Alternative: Use a simple logger like Winston or Pino with basic metrics from your framework.
#2. Extreme Performance Requirements
OpenTelemetry adds overhead. For ultra-low-latency systems (sub-millisecond), even minimal instrumentation may be unacceptable.
Alternative: Use sampling-based profilers or custom lightweight instrumentation.
#3. Legacy Systems Without Vendor Support
If you're locked into a proprietary observability platform that doesn't support OpenTelemetry, migration may not be worth it.
Alternative: Stick with vendor-specific agents until you can migrate.
#4. Serverless with Cold Start Sensitivity
OpenTelemetry SDK initialization adds to cold start time in serverless functions. For latency-critical functions, this matters.
Alternative: Use vendor-specific lightweight SDKs (AWS X-Ray SDK, Google Cloud Trace) or defer initialization.
#5. Cost-Constrained Environments
Telemetry data storage is expensive. If you're on a tight budget, full observability may not be feasible.
Alternative: Use aggressive sampling, focus on errors only, or use open-source backends (Jaeger, Prometheus, Grafana).
#Production Considerations
#Performance Impact
OpenTelemetry has measurable overhead:
- CPU: 1-5% increase depending on instrumentation depth
- Memory: 50-200MB for SDK and buffers
- Latency: 0.1-1ms per instrumented operation
- Network: Depends on sampling rate and batch size
Mitigation strategies:
- Use appropriate sampling (10-20% for high traffic)
- Batch exports (default: 512 spans per batch)
- Disable noisy instrumentations (filesystem, DNS)
- Use the collector to offload processing
#Security Considerations
Telemetry data can contain sensitive information:
- Sanitize attributes: Remove PII, tokens, passwords
- Use TLS: Encrypt data in transit to collector/backend
- Restrict access: Limit who can view telemetry data
- Retention policies: Delete old data to comply with regulations
- Audit logs: Track who accesses telemetry data
Example sanitization:
span.setAttribute('http.url', sanitizeUrl(url)); // Remove query params
span.setAttribute('user.id', hashUserId(userId)); // Hash instead of plaintext#Cost Management
Telemetry data is expensive at scale:
- Traces: $0.10-$2.00 per million spans
- Metrics: $0.05-$0.30 per metric per month
- Logs: $0.50-$2.00 per GB
Cost optimization:
- Sample aggressively (1-10% for most traffic)

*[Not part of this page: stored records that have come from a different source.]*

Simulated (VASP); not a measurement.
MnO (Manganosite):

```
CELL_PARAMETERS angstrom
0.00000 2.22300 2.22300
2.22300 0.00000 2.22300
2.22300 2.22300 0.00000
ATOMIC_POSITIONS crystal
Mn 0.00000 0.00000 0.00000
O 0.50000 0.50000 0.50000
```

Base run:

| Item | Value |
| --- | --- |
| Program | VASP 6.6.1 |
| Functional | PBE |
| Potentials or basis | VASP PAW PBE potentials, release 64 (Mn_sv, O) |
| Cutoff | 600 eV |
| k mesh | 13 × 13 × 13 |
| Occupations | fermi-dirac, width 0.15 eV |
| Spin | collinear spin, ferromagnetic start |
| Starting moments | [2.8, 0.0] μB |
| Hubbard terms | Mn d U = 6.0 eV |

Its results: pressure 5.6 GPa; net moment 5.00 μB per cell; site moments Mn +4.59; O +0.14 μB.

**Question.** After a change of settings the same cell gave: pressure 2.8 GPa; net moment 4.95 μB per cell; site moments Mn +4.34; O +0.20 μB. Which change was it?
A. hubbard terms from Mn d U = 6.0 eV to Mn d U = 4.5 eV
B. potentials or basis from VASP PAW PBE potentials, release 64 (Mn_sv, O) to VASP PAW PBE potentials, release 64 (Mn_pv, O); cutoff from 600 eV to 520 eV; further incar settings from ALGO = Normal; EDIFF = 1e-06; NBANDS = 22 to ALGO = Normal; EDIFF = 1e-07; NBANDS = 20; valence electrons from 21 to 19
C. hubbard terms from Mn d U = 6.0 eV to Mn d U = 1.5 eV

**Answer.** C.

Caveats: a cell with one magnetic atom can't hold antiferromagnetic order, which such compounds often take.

- Use tail-based sampling to keep interesting traces
- Set retention policies (7-30 days for most data)
- Use tiered storage (hot/warm/cold)
- Filter out noisy data in the collector
#High Availability
Make your observability stack resilient:
- Collector redundancy: Run multiple collector instances
- Queue buffering: Configure retry and queue limits
- Fallback exporters: Export to multiple backends
- Circuit breakers: Prevent cascading failures
Example collector HA configuration:
exporters:
otlp/primary:
endpoint: primary-backend:4317
retry_on_failure:
enabled: true
max_elapsed_time: 300s
otlp/fallback:
endpoint: fallback-backend:4317
service:
pipelines:
traces:
exporters: [otlp/primary, otlp/fallback]#Compliance and Privacy
Ensure telemetry collection complies with regulations:
- GDPR: Implement data deletion, anonymization
- HIPAA: Encrypt data, restrict access, audit logs
- SOC 2: Document data handling, access controls
- PCI DSS: Never log credit card data
Use the collector to enforce policies:
processors:
attributes:
actions:
# Remove sensitive attributes
- key: credit_card
action: delete
- key: ssn
action: delete
# Hash user IDs
- key: user.id
action: hash#Conclusion
OpenTelemetry represents a fundamental shift in how we approach observability. By providing a vendor-neutral standard, it eliminates lock-in and enables true portability of telemetry data. The three pillars—metrics, logs, and traces—work together to provide complete visibility into distributed systems.
The NestJS implementation we built demonstrates how to leverage all three pillars in a real-world application. Automatic instrumentation provides baseline coverage, while manual instrumentation adds business context and custom metrics. The OpenTelemetry Collector acts as a centralized pipeline for processing and routing telemetry data.
Key takeaways:
- OpenTelemetry is the industry standard for cloud-native observability
- Use automatic instrumentation for quick wins, manual for business context
- The collector centralizes configuration and enables advanced processing
- Follow semantic conventions for portable, consistent telemetry
- Balance observability needs with performance and cost constraints
- Implement proper sampling, security, and compliance measures
Start with automatic instrumentation to get immediate value, then gradually add manual instrumentation for critical paths. Use the collector in production for flexibility and resilience. Most importantly, treat observability as a first-class concern—instrument early, instrument often, and make data-driven decisions.
The future of observability is open, standardized, and vendor-neutral. OpenTelemetry is that future.